We were first introduced to the work of Sean Hotchkiss back in the Summer of 2014, while working together on Faculty Department. Our first time meeting Sean in person was at the book launch at The Apartment by The Line. From our conversations at the launch, we definitely remember Sean’s energy and authenticity. Sean is personable and approachable with a dose of swag, and this is all apparent in his writing. We then learned of his prolific portfolio and impact on Mens fashion as a successful writer based in Brooklyn, New York. Yet Sean’s work extends beyond just words but includes creative thinking, art direction, and brand consultancy. Sean has become a good friend of the studio and it was really enjoyable to work with him on his new creative consultancy, Boy.
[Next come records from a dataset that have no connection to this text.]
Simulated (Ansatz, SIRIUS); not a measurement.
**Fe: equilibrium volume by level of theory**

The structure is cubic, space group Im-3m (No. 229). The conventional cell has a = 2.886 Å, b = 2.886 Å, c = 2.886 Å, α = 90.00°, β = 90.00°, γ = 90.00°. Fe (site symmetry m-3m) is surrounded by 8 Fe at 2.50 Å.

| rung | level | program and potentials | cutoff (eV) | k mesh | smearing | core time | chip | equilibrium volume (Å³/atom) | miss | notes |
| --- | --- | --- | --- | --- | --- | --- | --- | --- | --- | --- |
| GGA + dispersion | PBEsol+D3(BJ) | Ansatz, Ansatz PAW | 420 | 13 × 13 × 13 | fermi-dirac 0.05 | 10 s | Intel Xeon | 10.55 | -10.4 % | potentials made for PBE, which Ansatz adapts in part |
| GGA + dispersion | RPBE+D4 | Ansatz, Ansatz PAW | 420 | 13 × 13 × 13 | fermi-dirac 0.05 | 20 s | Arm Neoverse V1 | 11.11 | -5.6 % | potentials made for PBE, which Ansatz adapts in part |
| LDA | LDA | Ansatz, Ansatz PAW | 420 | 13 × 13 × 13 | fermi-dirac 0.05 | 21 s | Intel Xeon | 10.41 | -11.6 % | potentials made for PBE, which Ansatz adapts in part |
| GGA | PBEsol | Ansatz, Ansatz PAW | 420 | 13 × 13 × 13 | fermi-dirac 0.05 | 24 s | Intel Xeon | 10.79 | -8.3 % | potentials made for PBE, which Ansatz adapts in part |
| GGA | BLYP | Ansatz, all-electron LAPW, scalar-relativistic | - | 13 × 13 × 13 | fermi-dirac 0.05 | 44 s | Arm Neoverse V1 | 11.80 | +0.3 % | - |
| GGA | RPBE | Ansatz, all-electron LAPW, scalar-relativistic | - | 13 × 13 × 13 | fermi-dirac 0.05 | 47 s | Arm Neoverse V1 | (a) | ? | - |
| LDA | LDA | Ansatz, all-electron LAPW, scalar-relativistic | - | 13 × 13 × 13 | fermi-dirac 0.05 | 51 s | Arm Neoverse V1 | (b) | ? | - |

From our discussions with Sean, we understood the benefits of starting ‘Boy’ as it offered Sean the opportunity to venture into different areas of creative work that was not limited to copywriting alone. Our challenge was then to represent this visually in a brand identity that reflected Sean’s personality, values and aesthetic, but stood as an entity of its own. We started identifying some key words for the brand as “classic”, “American”, and “refined”. Sean had already began the process of identifying the art direction early on so it became a smooth transition for us to continue the work. An important aspect to the personality of the brand was this sense of refinement, luxe taste, balanced with an easy-going, casual approach—also called “high/low” in fashion. The name “Boy” felt like a perfect fit in this case.
In regards to visuals, we felt that the most effective tool to embody these aspects of a classic, luxe yet casual brand would be in the typography. The look and feel of the brand identity needed to be minimal yet ‘classic’ in a sense, as though it has been around for awhile instead of a sterile modern look. Together with Sean, we decided to move forward with Graphik, designed by Christian Schwartz and Berton Hasebe (Commercial Type). Graphik proved to offer the right balance as a contemporary sans serif inspired and referenced from sans serifs of the mid twentieth century. With such a simple treatment of a wordmark, the details then becomes especially important. Between the bold and medium weight of Graphik, we felt the right weight for the wordmark would actually be in-between the two and proceeded to create a “semi-bold” weight. The boy wordmark was set in lowercase to take advantage of the balance created from the ascender of the “b” and the descender of the “y”.
One of the issues Sean had shared with us was the challenge of showcasing copywriting projects, or making words visually appealing. This was an aspect we considered a lot during the design process. In light of this slight dilemma, we began looking at type specimen books for inspiration. We were particularly drawn to the “waterfall effect” that would naturally appear when specimens showcased the full family of weights in a typeface. This became our inspiration for the brand system of Boy—to create a system of using various weights together depending on the scenario or amount of text. We were quite happy with the idea as it was a fairly simple idea though still unique to us.
With copywriting as the primary service from Boy, a deliberate approach we took for the design of the website was to limit the amount of text on the site to a minimum. In doing so, it gave the text on the website a greater value and elevated hierarchy. This approach also helped us to create an online presence for Boy that is not inherently word-based, but open to other creative fields.